The file system is capable of allowing many data pointers to reference the same physical data object.
Cataloging data objects, comparing the objects, and redirecting reference pointers forms the basis of the deduplication algorithm. As shown in Figure 2, referencing several identical objects with a single master object allows the space that is normally occupied by the duplicate objects to be given back to the storage system.
Deduplication Design Considerations
Given the fact that all deduplication vendors must maintain some form of catalog and must support some form of block referencing, there is a surprising variety of implementations (and they all have subtle differences that allow them all to be patented). The following sections explain the methods that vendors use when designing deduplication.
Hashing
Data deduplication begins with a comparison of two data objects. It would be impractical (and very arduous) to scan an entire data volume for duplicate objects each time a new object is written to that volume. For that reason, deduplication vendors create small hash values for each new object, and store these values in a catalog.

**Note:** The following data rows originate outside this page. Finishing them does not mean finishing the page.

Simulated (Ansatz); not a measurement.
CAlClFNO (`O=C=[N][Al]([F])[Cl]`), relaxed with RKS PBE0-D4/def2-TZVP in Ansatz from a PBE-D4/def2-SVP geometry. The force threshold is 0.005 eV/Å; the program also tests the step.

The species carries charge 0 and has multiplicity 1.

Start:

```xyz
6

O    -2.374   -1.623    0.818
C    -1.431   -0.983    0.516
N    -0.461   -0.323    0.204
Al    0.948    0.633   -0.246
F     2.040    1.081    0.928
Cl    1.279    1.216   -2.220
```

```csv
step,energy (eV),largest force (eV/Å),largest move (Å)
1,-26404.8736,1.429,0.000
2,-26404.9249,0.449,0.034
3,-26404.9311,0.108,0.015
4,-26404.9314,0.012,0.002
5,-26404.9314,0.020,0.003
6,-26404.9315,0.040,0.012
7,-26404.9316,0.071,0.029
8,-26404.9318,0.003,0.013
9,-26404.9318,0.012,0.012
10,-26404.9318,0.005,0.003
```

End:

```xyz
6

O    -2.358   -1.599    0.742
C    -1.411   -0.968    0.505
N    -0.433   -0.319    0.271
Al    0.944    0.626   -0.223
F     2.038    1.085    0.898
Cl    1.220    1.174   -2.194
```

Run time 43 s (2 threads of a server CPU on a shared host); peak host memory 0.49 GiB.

A hash value, also called a digital fingerprint or digital signature, is a small number that is generated from a longer string of data. A hash value is substantially smaller than the data object itself, and is generated by a mathematical formula in such a way that it is unlikely (although not impossible) for two nonidentical data objects to produce the same hash value.
A hash value can be as simple as a parity calculation or as elaborate as a SHA-1 or MD-5 encryption hash. In any case, once the hash values have been created, they can be easily compared and deduplication candidates can be identified.